"This increased the downward leverage and raised her perpendicularly in the air. At 2.30 P.M. we capsized. We climbed up the nose and 'over the top' to the under-side of the pontoons. Our emergency ration had been in the observer's seat at the back, but we had been so busy trying to repair the motor and save ourselves from turning over that we didn't remember this until too late. When I crawled aft for food Moore saw that I was only helping the machine to capsize. He yelled to me to come back and I did, just in time to save myself from being carried down with the tail and drowned.

"From then on for nearly four days, until picked up by a trawler, we were continually soaked and lashed by seas, and with nothing to eat or drink. We had nothing to cling to, and so to keep from being washed overboard we got upon the same pontoon and hugged our arms about each other's bodies for the whole time. We suffered from thirst. I had a craving for canned peaches. Twice a drizzle came on, wetting the pontoon. We turned on our stomachs and lapped up the moisture, but the paint came off, with salt, and nauseated us. Our limbs grew numb. From time to time the wreckage from torpedoed ships would pass. Two full biscuit-tins came close enough to swim for, but by then in our weakened state we knew that we would drown if we tried to get them. We did haul in a third tin and broke it open; it was filled with tobacco.

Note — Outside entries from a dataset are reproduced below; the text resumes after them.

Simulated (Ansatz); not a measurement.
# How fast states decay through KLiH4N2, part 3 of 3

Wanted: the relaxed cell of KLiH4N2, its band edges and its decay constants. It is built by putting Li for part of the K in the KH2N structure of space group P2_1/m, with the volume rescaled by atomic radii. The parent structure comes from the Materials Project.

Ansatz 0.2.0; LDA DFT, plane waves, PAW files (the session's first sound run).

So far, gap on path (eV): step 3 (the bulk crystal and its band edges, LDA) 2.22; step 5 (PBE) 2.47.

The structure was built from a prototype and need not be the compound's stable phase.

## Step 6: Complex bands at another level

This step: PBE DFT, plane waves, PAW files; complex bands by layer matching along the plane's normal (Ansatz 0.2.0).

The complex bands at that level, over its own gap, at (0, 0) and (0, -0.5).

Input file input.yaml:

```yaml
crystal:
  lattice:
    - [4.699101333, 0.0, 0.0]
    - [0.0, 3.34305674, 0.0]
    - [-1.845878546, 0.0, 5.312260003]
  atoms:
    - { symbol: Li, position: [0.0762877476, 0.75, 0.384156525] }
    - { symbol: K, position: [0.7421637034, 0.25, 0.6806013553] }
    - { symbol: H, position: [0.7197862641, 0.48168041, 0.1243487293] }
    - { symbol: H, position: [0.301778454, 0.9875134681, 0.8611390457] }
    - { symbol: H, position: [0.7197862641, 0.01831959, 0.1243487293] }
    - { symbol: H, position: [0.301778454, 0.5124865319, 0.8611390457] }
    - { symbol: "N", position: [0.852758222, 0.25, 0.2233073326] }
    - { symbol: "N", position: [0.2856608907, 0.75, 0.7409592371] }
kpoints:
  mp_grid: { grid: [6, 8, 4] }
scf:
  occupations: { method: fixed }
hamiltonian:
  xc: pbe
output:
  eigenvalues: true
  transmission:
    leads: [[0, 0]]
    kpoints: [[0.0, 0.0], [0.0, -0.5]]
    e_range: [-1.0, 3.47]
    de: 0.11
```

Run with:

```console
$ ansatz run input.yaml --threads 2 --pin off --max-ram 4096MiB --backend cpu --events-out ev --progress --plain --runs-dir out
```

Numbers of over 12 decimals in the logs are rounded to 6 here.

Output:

"Every day we saw convoys in the distance and vainly waved our handkerchiefs. We had no signal-lights to use at night. Our watches stopped, and we lost all track of time. We realized how easy it was for a submarine out there to escape being spotted. On Sunday night we spied a masthead light and shouted. The ship heard and began to circle us. We saw her port light. Then when the crew were visible on the deck of the vessel, she suddenly put out her lights and turned away.

"'She thinks we are Huns,' said Moore.

"'I hope she does,' said I. 'Then they'll send patrol-boats out to get us. 'We couldn't be worse off if we were Germans.'

"But no rescue came. The next afternoon a seaplane came from the east. It was flying only 800 feet overhead, aiming down the Channel. It seemed impossible that she could not sight us for the air was perfectly clear. She passed straight above without making any signal, flew two miles beyond, and then came back on her course.

"'Her observer must be sending wireless about us,' I said.

"'Yes, that is why we get no recognition,' said Moore, 'and now she's decided to go back and report.'

"But that plane hadn't even seen us. Our spirits fell. We had been afraid of two things, being picked up by a neutral and interned, or captured by an enemy submarine. Now we even hoped that the enemy—that anything—-would get us, to end it all.

"We sighted a trawler about 6 P.M. on Tuesday. She had been chasing a submarine, and so did not seem to take us very seriously at first. We waved at her half an hour before she changed her course. We were both too weak to stand up and signal. We could only rise on our knees. Moore's hands were too swollen to hold a handkerchief, but I had kept my gloves on and was able to do so. The trawler moved warily around us, but finally threw a life-preserver at the end of a line, I yelled that we were too weak to grasp it. She finally hove to, lowered a boat, and lifted us aboard. Then we collapsed.